Use the BigQuery DataFrames data type system

The BigQuery DataFrames data type system is built upon BigQuery data types. This design ensures seamless integration and alignment with the Google Cloud data warehouse, reflecting the built-in types used for data storage in BigQuery.

Type mappings

The following table shows data type equivalents in BigQuery, BigQuery DataFrames, and other Python libraries as well as their levels of support:

Data type BigQuery BigQuery DataFrames Python built-in PyArrow
Boolean BOOL pandas.BooleanDtype() bool bool_()
Integer INT64 pandas.Int64Dtype() int int64()
Float FLOAT64 pandas.Float64Dtype() float float64()
String STRING pandas.StringDtype(storage="pyarrow") str string()
Bytes BYTES pandas.ArrowDtype(pyarrow.binary()) bytes binary()
Date DATE pandas.ArrowDtype(pyarrow.date32()) datetime.date date32()
Time TIME pandas.ArrowDtype(pyarrow.time64("us")) datetime.time time64("us")
Datetime DATETIME pandas.ArrowDtype(pyarrow.timestamp("us")) datetime.datetime timestamp("us")
Timestamp TIMESTAMP pandas.ArrowDtype(pyarrow.timestamp("us", tz="UTC")) Datetime.datetime with timezone timestamp("us", tz="UTC")
Numeric NUMERIC pandas.ArrowDtype(pyarrow.decimal128(38, 9)) decimal.Decimal decimal128(38, 9)
Big numeric BIGNUMERIC pandas.ArrowDtype(pyarrow.decimal256(76, 38)) decimal.Decimal decimal256(76, 38)
List ARRAY<T> pandas.ArrowDtype(pyarrow.list_(T)) list[T] list_(T)
Struct STRUCT pandas.ArrowDtype(pyarrow.struct()) dict struct()
JSON JSON pandas.ArrowDtype(pyarrow.json_(pa.string()) in pandas version 3.0 or later and PyArrow version 19.0 or later; otherwise, JSON columns are exposed as pandas.ArrowDtype(db_dtypes.JSONArrowType()). This feature is in Preview. Not supported json_() (Preview)
Geography GEOGRAPHY Geopandas.array.GeometryDtype()
Supported by to_pandas() only.
Not supported Not supported
Timedelta Not supported pandas.ArrowDtype(pyarrow.duration("us")) datetime.timedelta duration("us")

Type conversions

When used with local data, BigQuery DataFrames converts data types to their corresponding BigQuery DataFrames equivalents wherever a type mapping is defined, as shown in the following example:

import pandas as pd

import bigframes.pandas as bpd

s = pd.Series([pd.Timestamp("20250101")])
assert s.dtype == "datetime64[ns]"
assert bpd.read_pandas(s).dtype == "timestamp[us][pyarrow]"

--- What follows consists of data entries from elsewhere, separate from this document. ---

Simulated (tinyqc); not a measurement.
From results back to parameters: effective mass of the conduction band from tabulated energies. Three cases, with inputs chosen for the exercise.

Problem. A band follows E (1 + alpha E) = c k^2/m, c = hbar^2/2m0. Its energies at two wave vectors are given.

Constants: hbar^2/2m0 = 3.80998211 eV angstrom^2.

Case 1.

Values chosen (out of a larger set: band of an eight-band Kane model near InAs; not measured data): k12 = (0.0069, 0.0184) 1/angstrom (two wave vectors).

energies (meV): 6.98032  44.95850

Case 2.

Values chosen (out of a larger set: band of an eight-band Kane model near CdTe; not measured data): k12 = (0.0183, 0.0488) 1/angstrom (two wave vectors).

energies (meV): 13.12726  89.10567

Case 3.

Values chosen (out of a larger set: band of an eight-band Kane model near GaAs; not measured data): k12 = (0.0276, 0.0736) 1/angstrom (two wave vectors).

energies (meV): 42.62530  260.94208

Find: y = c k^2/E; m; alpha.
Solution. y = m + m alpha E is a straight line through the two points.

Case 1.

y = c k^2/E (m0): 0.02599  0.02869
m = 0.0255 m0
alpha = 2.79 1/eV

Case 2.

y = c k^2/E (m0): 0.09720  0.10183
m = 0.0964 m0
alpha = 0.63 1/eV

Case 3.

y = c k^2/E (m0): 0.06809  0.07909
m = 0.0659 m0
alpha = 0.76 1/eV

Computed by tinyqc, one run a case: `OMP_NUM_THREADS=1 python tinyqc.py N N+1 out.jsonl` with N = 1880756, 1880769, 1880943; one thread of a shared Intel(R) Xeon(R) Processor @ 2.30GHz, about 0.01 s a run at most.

PyArrow dictates behavior when there are discrepancies between the data type equivalents. In rare cases when the Python built-in type functions differently from its PyArrow counterpart, BigQuery DataFrames generally favors the PyArrow behavior to ensure consistency.

The following code sample uses the datetime.date + timedelta operation to show that, unlike the Python datetime library that still returns a date instance, BigQuery DataFrames follows the PyArrow behavior by returning a timestamp instance:

import datetime

import pandas as pd

import bigframes.pandas as bpd

s = pd.Series([datetime.date(2025, 1, 1)])
s + pd.Timedelta(hours=12)
# 0	2025-01-01
# dtype: object

bpd.read_pandas(s) + pd.Timedelta(hours=12)
# 0    2025-01-01 12:00:00
# dtype: timestamp[us][pyarrow]

Special types

The following sections describe the special data types that BigQuery DataFrames uses.

JSON

Within BigQuery DataFrames, columns using the BigQuery JSON format (a lightweight standard) are represented by pandas.ArrowDtype. The exact underlying Arrow type depends on your library versions. Older environments typically use db_dtypes.JSONArrowType() for compatibility, which is an Arrow extension type that acts as a light wrapper around pa.string(). In contrast, newer setups (pandas 3.0 and later and PyArrow 19.0 and later) utilize the more recent pa.json_(pa.string()) representation.

timedelta

The timedelta type lacks a direct equivalent within the BigQuery native type system. To manage duration data, BigQuery DataFrames utilizes the INT64 type as the underlying storage format in BigQuery tables. You can expect the results of your computations to be consistent with the behavior you would expect from equivalent operations performed with the pandas library.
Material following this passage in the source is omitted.